Wednesday, June 4, 2014

Writing Silence

by Shirley Drew

“He is a committed cheater. She lives and breathes denial. He exists in dual worlds.”

I recently finished reading A. S. A. Harrison’s psychological thriller, The Silent Wife. In two sittings. I could’ve read it in one sitting, but, as always, life intervened. This is now on my list of great summer reads.

Here’s the description from Goodreads:

“Jodi and Todd are at a bad place in their marriage. Much is at stake, including the affluent life they lead in their beautiful waterfront condo in Chicago, as she, the killer, and he, the victim, rush haplessly toward the main event.” 

Yes, it looks as if there’s a spoiler right up front. But this is not what the book is really about. It’s about a 20 year marriage in which the conversations rarely go beyond the surface of their everyday lives. Above all, they avoid talking about the state of their relationship. More specifically, his cheating. She knows he cheats--and he knows that she knows. Etc.

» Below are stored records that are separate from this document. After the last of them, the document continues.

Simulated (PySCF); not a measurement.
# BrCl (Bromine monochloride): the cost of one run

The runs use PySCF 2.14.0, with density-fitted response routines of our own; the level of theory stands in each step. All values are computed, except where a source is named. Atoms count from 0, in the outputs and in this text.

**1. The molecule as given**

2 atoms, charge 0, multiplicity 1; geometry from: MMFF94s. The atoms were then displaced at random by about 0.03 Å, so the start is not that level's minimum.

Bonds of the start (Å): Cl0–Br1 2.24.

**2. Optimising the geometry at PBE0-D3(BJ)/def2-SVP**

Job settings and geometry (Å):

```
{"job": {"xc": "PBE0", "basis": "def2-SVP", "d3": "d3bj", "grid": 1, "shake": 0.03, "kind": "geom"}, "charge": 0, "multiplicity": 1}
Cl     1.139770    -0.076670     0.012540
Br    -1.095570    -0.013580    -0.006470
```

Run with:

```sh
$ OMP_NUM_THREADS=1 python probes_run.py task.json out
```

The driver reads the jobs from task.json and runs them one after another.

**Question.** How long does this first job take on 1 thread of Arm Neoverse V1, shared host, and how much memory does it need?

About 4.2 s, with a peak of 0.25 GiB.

So how does the author portray the silence between these two people? She does it by breaking one of the cardinal rules for writing fiction: “Show, don’t tell.” The book has very little dialogue—it is primarily a narrative, told from alternating views of the husband and wife. Normally, books with so little dialogue bore me. But Harrison makes it work. She does this by fully developing her characters through their points of view and by moving back and forth in time to the beginning and development of their relationship. She takes the reader back to their individual childhoods and to the events that shaped who they eventually become. She uses silence between the characters to portray silence.

They both know that breaking the silence about his cheating and her implicit knowledge of it would completely alter their lives. And neither is willing to do that until something happens that forces them to speak openly about it. What follows is best explained by a quote from the novel:

“Life has a way of taking its toll on the person you thought you were.” 

What are your favorite summer reads? 


RichardK said...

Note to self ... don't let wife read this story. Hide all knives.

Shirley Drew said...


Anonymous said...

Sounds like a great book! I have so many books piling up that I need to read. My book club doesn't meet in the summer, but we picked The Goldfinch by Donna Tartt to read anyway that we'll discuss in September.

Patricia Stoltey said...

Just added that one to my To Be Read list. And you're right, that's another example of why breaking the "rules" is sometimes necessary.

Shirley Drew said...

Thanks for your comments!

Sarah Sullivan said...

Now The Silent Wife is on my list of summer reads as well! It's hard to keep up with the Young Adult literature being made into movies these days, but I like to read those books before they hit theaters, partly because I have young adults in my home and partly because I am fascinated with this burgeoning genre. Nice to have a title just for me! Thank you.